The dealership petitioned for review of a decision by the National Labor Relations Board finding that the dress code constituted an unfair labor practice.
“We cannot say the Board acted unreasonably in concluding that, in accordance with Board precedent, [the dealership] failed to demonstrate special circumstances that suffice to justify this dress ban,” Judge David J. Barron wrote for the 1st Circuit majority.
Judge Norman H. Stahl dissented.
“I believe that an employer can demonstrate special circumstances as a matter of law if the employer reasonably believes that a dress code will enhance its public image and the employer shows that it has maintained, and neutrally enforced, a clear and consistent dress code policy for public-facing employees who are on duty,” he wrote.

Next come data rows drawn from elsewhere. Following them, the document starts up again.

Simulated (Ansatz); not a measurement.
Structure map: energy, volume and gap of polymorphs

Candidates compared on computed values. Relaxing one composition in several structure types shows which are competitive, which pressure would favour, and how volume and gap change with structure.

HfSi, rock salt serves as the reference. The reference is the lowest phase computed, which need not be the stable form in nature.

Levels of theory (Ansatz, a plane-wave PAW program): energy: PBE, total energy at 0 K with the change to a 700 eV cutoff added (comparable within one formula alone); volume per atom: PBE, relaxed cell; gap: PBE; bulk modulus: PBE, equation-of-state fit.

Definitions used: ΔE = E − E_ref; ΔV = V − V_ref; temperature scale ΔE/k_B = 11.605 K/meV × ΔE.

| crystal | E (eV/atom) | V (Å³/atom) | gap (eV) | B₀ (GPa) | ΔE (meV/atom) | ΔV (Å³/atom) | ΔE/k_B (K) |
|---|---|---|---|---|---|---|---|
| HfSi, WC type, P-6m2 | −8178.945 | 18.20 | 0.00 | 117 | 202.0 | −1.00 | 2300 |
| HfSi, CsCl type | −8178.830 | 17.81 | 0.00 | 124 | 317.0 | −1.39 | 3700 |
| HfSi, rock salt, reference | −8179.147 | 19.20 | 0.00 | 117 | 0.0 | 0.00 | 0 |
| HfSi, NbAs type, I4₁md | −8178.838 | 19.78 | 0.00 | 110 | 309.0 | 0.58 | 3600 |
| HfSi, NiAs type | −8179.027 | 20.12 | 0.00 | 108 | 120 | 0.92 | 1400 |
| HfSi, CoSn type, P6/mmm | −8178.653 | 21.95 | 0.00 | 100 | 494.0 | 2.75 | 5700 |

The 71-page decision is Boch Imports, Inc. v. National Labor Relations Board.
Anthony D. Rizzotti of Boston represented the employer. The board’s case was argued by Jared Cantor of Washington, D.C.
The dispute originated with Boch Honda’s issuance of an employee handbook in July 2010. The Boch employees’ collective bargaining representative — the International Association of Machinists & Aerospace Workers, District Lodge 15, Local Lodge 447 —asserted that some of the workplace policies contained in the handbook infringed upon employees’ right to organize in violation of the National Labor Relations Act.
The board issued a formal complaint in 2012 alleging that some of the policies in the 2010 handbook, including a “dress code and personal hygiene” provision, were unlawful.
The employer issued a revised employee handbook that altered the workplace policies that were the subject of the board’s complaint. The 2013 version of the dress ban provided: “Employees who have contact with the public may not wear pins, insignias, or other message clothing.”
“I believe that an employer can demonstrate special circumstances as a matter of law if the employer reasonably believes that a dress code will enhance its public image and the employer shows that it has maintained, and neutrally enforced, a clear and consistent dress code policy for public-facing employees who are on duty.”
— Judge Norman H. Stahl, in dissenting opinion
An administrative law judge held that the employer’s interest in maintaining its public image did not justify the imposition of a “blanket” ban on the wearing of insignias and message clothing without regard to such factors as size and message. The ALJ held, however, that the dealership’s interests in promoting workplace safety and preventing damage to vehicles did justify the imposition of a comprehensive ban on pins.
The NLRB held that the employer’s interest in maintaining its public image did not justify the dress code. But the board disagreed with the ALJ’s ruling on the imposition of the ban on pins. The board held that such a ban was not narrowly tailored to address concerns about workplace safety and prevention of damage to vehicles.
No special circumstances
Though employees are presumptively entitled to wear union insignia and other attire during work hours, the NLRB has made clear that an employer may limit that activity if the employer shows that there are “special circumstances” that justify the limitations imposed.
In its 2006 decision in Starwood Hotels & Resorts Worldwide, Inc., d/b/a W San Diego and Hotel, Employees and Restaurant Employees Int’l Union, Local 30, CLC, the board said that special circumstances exist “when the display [of union attire] may jeopardize employee safety, damage machinery or products, … or unreasonably interfere with a public image that the employee has established,” among other things.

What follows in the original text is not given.